One of Douglas's questions to the chief lama that suggests it was Douglas, not Notovitch, who had been misled was: "Is the name of Issa held in great respect by the Buddhists?" The lama's reply is said to have been, "They know nothing even of his name; none of the Lamas has ever heard of it, save through missionaries and European sources."18 This stands in strong contrast to what Jawarhar Nehru wrote his daughter, Indira, in a 1932 letter: "All over Central Asia, in Kashmir and Ladakh and Tibet and even farther north, there is still a strong belief that Jesus or Isa travelled about there."19 It stands to reason that the lamas were even more aware of this tradition than was the general population.

It may be mentioned that the present traditions of Jesus having lived in India during his youth indeed date far back in time. They were known to the tenth-century Muslim historian, Shaikh Al-Said,20 who wrote down some of the Hindu/Buddhist legends of Isa's travels in India.
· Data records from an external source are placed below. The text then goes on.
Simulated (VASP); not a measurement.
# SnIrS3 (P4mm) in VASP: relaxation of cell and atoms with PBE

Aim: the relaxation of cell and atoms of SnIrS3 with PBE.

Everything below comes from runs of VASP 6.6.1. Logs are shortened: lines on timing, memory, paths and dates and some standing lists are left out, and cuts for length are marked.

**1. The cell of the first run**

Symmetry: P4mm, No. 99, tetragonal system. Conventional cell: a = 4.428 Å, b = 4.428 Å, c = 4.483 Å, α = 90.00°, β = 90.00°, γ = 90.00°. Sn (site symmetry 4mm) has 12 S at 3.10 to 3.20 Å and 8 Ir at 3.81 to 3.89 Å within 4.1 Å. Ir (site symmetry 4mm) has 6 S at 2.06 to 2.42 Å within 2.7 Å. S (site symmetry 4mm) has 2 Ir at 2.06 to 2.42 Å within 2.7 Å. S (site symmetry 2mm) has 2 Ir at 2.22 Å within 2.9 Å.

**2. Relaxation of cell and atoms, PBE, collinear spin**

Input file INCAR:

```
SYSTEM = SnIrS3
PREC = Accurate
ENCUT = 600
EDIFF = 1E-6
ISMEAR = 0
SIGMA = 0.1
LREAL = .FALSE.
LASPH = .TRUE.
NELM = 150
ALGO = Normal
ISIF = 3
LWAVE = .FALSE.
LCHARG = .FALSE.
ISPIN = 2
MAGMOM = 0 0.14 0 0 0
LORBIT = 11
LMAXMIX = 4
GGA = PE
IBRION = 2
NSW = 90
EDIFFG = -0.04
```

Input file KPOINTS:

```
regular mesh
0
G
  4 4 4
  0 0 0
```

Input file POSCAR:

The traditions are known also in northwestern Afghanistan, centered at Herat, by some thousand devotees of Isa, son of Maryam, who live within several scattered villages. This has been brought out by O. M. Burke, who personally interviewed their spiritual leader, Abba Yahiyya (Father John), while researching Sufism in this area of the globe.21 However, these traditions are not particularly well known outside of their local areas, and there is no indication that Notovitch knew of them before coming upon word of the existence of a manuscript or two at Himis to the effect that Jesus had been there in his travels during his youth.

Sadly, both Goodspeed and Beskow repeated and amplified the ill-founded accusations against Notovitch that Müller and Douglas had made, frequently assuming or implying that he was guilty of fraud, without ever mentioning Notovitch's telling responses to Müller's major questions, and without mentioning the role that Christian theological commitment and Buddhist wisdom likely played in generating Müller's third point and the charges in Douglas's paper.22

One of Goodspeed's points that may be valid in part, however, is that these Isa verses "read more like a journalistic effort to describe what might have happened if Jesus had visited India and Persia in his youth," and that they would not withstand the test of literary and textual criticism.23 This possibility is understandable, in that only after Christianity and the Gospels had made Jesus a celebrated figure in the West would Isa's earlier activities in India likely have been set into writing. By then -- mid-second century at the earliest24 -- the Buddhist or Hindu priest(s) involved would have had to rely on oral tradition nearly a century old, if not older, plus the Gospels as a supplementary aid. Yet, the Isa verses might fare no worse under present-day textual criticism than have the Gospels.25 We should note that neither Hinduism nor Buddhism would seem to have had any substantial motivation for inventing the historical context of these verses.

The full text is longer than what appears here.